Keeping Time

Ali Pritchard
Alphabetti
Alphabetti Theatre

Story reader Steve Byron

Eight months into its proper home and Newcastle’s newest performance venue, Alphabetti Theatre, hosts an expansive programme of drama, music, stand-up, improv, workshops and poetry—and not a single tribute band on the list.

The word ‘fringe’ always seems close at hand for Alphabetti. The risk, which is worth taking, is that like any fringe we’ll get served up the odd (sometimes very odd) turkey. The bonus is the possibility of discovering some wee gems.

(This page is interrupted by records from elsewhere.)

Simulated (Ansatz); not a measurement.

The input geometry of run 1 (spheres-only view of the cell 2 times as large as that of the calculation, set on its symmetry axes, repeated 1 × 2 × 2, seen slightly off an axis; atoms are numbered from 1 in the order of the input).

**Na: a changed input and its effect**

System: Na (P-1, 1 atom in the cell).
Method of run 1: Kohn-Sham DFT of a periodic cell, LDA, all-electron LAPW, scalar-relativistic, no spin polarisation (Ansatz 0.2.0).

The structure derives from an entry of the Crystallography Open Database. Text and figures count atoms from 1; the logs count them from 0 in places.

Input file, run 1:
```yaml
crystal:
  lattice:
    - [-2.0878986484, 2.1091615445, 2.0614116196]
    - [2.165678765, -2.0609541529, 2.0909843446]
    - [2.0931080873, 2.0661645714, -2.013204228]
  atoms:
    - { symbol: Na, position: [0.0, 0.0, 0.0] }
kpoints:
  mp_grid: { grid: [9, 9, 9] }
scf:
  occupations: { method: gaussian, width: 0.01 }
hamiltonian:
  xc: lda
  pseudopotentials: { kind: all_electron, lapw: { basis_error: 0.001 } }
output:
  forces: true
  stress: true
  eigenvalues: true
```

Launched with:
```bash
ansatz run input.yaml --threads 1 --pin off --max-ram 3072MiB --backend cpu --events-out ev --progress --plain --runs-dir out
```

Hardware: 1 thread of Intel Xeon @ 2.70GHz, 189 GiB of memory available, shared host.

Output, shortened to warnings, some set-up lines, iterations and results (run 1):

Ali Pritchard founded Alphabetti in 2012 and has guided its nomadic wanderings through various temporary Newcastle city centre locations before putting down proper roots in its present St. James Boulevard domicile where it boasts an 80-seat auditorium, a bar, rehearsal space and offices. Shamefully, for a city of such vibrant culture as Newcastle, it is the only really alternative theatre venue.

The latest offering is a book written by Pritchard himself, a tale for those aged eight and above. The book is read verbatim by Steve Byron with sound effects supplied on stage by Wilf Stone.

Keeping Time tells of the boy Albert who becomes ensnared in the wicked world of the magician and orphanage manager Aloysius Mastofali. Falling somewhere between Charles Dickens and a 1950s sci-fi movie, the plot involves the orphanage shrinking its inmates to miniscule size and secreting them within a range of clocks which the teenies are then forced to operate.

Albert, Soup the Cat, Rafael the Mouse and Albert’s friend Molly (who provides a romantic slant), combine forces to combat the wizard’s evil magic. Not that Molly is your traditional female heroine. At one stage she pees her pants, another time she smacks Albert in the mouth, The book also contains maggots, vomit, urine and farts. Not really Listen with Mother then.

There’s plenty of action and some good humour, albeit the plotline and motivation are sometimes a little thin and I found the opening original scene-setting confusing.

Narrator Steve Byron offers a wide range of comic voices, though he reads directly into the book which is propped on a music stand. This seems a bit formal especially for young audiences who would expect a storyteller to create closer contact (it was all adults at this performance). A slower reading pace might make it possible.

Wilf Stone’s visible (as well as audible) sound effects put me in mind of a staged radio play, and he’s kept busy throughout, blowing bubbles, scraping saws, stirring, banging pieces of wood, also occasionally playing a guitar.

It’s a neat idea to perform a book this way and it’s hoped to take it into schools. I wish it good luck and hope they use this run to iron out some practical problems the production still presents.